Research for the future
The Sustainable Food Initiative is doing research to meet future demands for sustainable, healthy and safe food. This includes research on for example reducing footprint, circulating food production, reducing waste in the chain and supporting consumers in making healthy and sustainable choices.
Valorization of plant-based side and waste streams
In this project the partners work on an integrated approach for high-valued applications of plant-based side and waste streams in food applications. The valorization vision is based on total use and on the combination of side and waste streams, quality of possible ingredients and products, technology and business cases. For technology the emphasis is on flexibility, scale of application, stabilization and good product functionalities.
Unique combination of knowledge and technology
This PPP project is unique in combining knowledge and technology valorization by combing research at Wageningen Research to identify valorization options and to determine effects of mild technologies on properties of end products with applied pilot scale tests at Food Tech Brainport. In combination with analyses of the sustainability of possible valorizations this approach aims to result in feasible solutions for food loss and waste as part of sustainable food production.
Sustainable Plant Fractionation
Extracting raw material from crops uses a lot of energy and chemicals. By doing this with a mild process by dry and wet fractionation, emissions can by reduced with up to 80% and the nutrition value of ingredients will be kept. Food will be healthier and will keep more fibre and micro nutrients. Moreover, the functionality of these ingredients may be different from those produced with the traditional process.
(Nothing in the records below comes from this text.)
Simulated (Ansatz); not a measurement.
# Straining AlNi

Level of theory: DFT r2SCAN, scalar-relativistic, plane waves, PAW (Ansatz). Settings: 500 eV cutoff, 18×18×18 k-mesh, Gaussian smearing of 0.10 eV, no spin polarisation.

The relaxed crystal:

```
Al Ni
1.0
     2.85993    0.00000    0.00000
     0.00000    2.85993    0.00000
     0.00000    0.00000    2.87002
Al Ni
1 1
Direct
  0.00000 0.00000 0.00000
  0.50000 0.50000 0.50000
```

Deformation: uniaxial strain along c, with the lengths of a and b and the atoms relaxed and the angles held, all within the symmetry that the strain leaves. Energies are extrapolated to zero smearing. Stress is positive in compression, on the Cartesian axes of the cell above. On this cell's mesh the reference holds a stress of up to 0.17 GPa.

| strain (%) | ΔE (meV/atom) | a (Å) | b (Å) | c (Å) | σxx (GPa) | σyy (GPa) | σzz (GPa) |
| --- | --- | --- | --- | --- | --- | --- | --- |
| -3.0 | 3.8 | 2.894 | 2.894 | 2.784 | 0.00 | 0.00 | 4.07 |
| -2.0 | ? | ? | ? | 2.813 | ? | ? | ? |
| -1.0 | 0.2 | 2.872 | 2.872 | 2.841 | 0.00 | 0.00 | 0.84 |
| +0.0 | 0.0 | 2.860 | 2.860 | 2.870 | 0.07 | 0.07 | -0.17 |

This project will, for the first time, take a comprehensive, multidisciplinary approach to gentle processing by combining the expertise of different disciplines. A menu will be created that consist of processing methods for a range of plant-based ingredients with different applications.
The projects aims at reducing GHG remissions and land use by improving the total use of crops into valuable food products. This will be reached by searching a mild food process which will cost less energy and also let the ingredients keep a better nutritional value.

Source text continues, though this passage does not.